Whether their respective reform policies succeed will, however, not only decide the ability of the United States and the EU to exert "soft power" as economic and social role models but will also ultimately determine their ability to take on and share the "hard power" burden of international security (war on terrorism, containing international trouble spots, stabilizing failed states etc.).

 
2. The setting

The economic boom period of the late 1990s – and Germany’s unification in particular – allowed for some complacency in this regard, epitomized by talk about the “peace dividend”. Since the turn of the century, however, even more so since 9-11, the economy-foreign policy relationship has required urgent renewed attention:

·      Budgetary pressures on most major industrial nations have again become a matter of substantial concern. Tax revenues are down, either because of deep tax cuts that are only partially compensated by the positive revenue effects of economic growth, as in the US. Or, as in major continental European countries, because of sluggish growth that leaves taxable income and sales depressed. At the same time, domestic demands on budgets both in the US as in major European countries keep rising with ageing populations and increasing health care costs, among others.

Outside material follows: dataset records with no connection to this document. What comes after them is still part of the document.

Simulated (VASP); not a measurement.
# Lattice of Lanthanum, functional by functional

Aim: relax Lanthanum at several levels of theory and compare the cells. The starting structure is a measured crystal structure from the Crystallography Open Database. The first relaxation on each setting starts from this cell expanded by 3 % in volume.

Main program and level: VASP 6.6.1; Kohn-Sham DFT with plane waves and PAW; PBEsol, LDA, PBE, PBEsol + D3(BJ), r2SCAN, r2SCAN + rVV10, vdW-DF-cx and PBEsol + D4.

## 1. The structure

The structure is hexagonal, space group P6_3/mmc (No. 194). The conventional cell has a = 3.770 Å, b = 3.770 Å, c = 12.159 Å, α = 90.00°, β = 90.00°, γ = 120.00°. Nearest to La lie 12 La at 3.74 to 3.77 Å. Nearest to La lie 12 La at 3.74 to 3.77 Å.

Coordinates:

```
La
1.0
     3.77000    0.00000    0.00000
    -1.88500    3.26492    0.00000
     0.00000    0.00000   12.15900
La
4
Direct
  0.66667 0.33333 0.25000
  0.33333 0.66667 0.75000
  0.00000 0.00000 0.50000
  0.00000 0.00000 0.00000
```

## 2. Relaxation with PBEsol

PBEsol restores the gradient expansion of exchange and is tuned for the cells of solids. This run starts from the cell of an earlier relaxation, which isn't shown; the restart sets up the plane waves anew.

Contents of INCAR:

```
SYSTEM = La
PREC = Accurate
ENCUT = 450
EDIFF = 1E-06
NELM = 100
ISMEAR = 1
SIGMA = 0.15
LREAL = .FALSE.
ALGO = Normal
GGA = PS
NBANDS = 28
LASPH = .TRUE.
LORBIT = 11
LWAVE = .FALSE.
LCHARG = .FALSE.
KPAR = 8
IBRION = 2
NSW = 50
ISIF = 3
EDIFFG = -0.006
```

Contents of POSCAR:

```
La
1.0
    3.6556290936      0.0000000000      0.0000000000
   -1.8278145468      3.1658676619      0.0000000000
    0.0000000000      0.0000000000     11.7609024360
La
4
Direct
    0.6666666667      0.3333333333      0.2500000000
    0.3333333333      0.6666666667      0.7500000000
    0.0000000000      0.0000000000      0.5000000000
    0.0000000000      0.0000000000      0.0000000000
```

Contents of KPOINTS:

·      With the rise of China – and India – globalization has taken on a new meaning. It isn’t any more simply about American or European multinationals moving some of their jobs to cheaper locations in order to maintain the competitiveness of their core operations in their home countries. Globalization has turned into a major process of structural change in the international division of labor. Whole industries have moved or are about to move to other locations, with China about to become the manufacturing center of the world economy.
Countries whose structural economic framework conditions make them slow adapters to the changing global economic environment suffer in terms of economic growth. And public finance in these countries suffers even more from economic stagnation as tax revenues drop while welfare costs rise and the state comes under growing pressure to take up activities on which markets are seen as failing.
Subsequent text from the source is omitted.